A federal judge in Indiana recently found that an insurer is not entitled to control the defense of its insured because a conflict of interest exists where the insurer is in litigation with the insured over an alleged policy breach arising out of the manner in which underlying litigation would be defended. Valley Forge Insurance Co. v. Hartford Iron & Metal Inc., et al., No. 1:14-cv-00006-RLM-SLC, N.D. Ind. (Dec. 7, 2015).

The insurer, Valley Forge, sought a declaration that it had the right to control both the defense and the remediation of the Hartford Iron site without interference by Hartford Iron. The insurance policies provided that Valley Forge had a right and duty to investigate and defend, and to settle covered claims against Hartford Iron. While investigating the Hartford Iron site, however, Hartford Iron and Valley Forge disagreed about how to remediate the site. The disagreement culminated in Valley Forge suing Hartford Iron to recover the same remediation costs that Hartford Iron sought coverage for under the policies. Although there was no dispute over the terms of coverage under the policies, the dispute over which party ultimately would be required to pay, according to the court, was a conflict sufficient to preclude Valley Forge from controlling the manner in which the underlying action should be handled.

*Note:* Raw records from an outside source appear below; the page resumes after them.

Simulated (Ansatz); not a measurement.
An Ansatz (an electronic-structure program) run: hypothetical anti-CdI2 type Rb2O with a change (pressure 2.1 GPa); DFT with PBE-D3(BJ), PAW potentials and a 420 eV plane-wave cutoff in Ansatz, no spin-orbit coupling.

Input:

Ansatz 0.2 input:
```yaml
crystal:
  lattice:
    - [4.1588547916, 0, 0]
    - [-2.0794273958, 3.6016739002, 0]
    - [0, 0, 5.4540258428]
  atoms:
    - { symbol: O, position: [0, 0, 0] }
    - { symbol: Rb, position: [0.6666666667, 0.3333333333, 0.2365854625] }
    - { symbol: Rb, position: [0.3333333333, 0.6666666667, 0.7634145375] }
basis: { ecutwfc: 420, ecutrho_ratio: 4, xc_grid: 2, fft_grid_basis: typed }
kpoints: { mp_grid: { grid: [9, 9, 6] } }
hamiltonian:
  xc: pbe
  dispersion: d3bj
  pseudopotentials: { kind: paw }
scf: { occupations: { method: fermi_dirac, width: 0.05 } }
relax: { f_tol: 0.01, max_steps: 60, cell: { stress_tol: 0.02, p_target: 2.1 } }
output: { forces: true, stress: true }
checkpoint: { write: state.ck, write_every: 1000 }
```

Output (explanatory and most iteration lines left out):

The decision illustrates that policyholders are not beholden to their liability insurers when the insurer’s interests are not aligned with those of the insured. The decision serves as a reminder, therefore, that when an insurer takes a position that is inconsistent with or adverse to interests of the policyholder, even in the absence of a dispute over the terms or scope of coverage, the policyholder may be entitled to assume control of the defense and require the insurer to provide independent counsel to protect the policyholder’s interests.